Find the area bounded by the curves, y= √x, y= (5-x)/4, and y= (3x-8)/2

Homework Equations





The Attempt at a Solution



I found the intersection between each of the three curves to each other. Not sure what exactly the area bounded is. Is it the small triangular area underneath all three with (5,0) as one vertex, and (3,1/2) as another or?

(3, 1/2)
(16/9, -4/3)
(1,1)

^These are what I think the three intersection points are.

∫((5-x)/4) - √x with b= 1 but I'm not sure what the lower limit is. I'm really stuck. Guidance please?
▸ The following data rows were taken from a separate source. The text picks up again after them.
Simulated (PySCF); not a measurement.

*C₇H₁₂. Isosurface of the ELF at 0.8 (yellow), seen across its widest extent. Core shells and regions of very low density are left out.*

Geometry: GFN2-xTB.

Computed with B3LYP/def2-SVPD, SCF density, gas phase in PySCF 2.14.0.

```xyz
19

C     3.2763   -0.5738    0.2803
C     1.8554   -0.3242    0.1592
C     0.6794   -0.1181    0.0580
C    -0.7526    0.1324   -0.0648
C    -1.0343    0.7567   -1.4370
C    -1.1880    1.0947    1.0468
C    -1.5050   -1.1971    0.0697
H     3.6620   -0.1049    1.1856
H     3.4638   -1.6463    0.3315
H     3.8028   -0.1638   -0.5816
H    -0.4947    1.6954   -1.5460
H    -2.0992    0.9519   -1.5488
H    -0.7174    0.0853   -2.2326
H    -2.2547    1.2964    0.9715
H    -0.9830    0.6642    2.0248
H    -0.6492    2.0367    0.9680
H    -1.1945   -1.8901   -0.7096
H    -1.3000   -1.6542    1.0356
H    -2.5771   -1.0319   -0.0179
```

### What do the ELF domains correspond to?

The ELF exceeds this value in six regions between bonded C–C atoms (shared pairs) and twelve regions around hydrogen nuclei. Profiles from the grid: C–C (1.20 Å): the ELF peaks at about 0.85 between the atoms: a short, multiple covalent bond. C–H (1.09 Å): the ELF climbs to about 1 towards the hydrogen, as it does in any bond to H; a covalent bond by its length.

(16/9, -4/3) can't be an intersection point with y=sqrt(x). -4/3 is negative. Try that one again.
 
Oops! It's 4/3 (dumb mistake).
 
So for my intersection point I get:

2* sqrt(x) = (3x-8)^2
4x= 9x^2 - 48x + 64
9x^2 - 52x + 64 =0
x= 4 or x= 16/9
x= 4 therefore y= 2

Is (4,2) the right one?
 
Justabeginner said:
So for my intersection point I get:

2* sqrt(x) = (3x-8)^2
4x= 9x^2 - 48x + 64
9x^2 - 52x + 64 =0
x= 4 or x= 16/9
x= 4 therefore y= 2

Is (4,2) the right one?

Yes, it is. So you want the area of the sort of triangular region between those three points.
 
So the three points are (1,1) (3, 1/2) and (4,2).

From 1 to 3, (5-x)/4 is greater than sqrt(x). So I would find the integral of ((5-x)/4 - sqrt(x)) on the interval (1,3)? And the other interval would be (3,4) and the integral on this interval would be (3x-8/2) - (5-x/4)?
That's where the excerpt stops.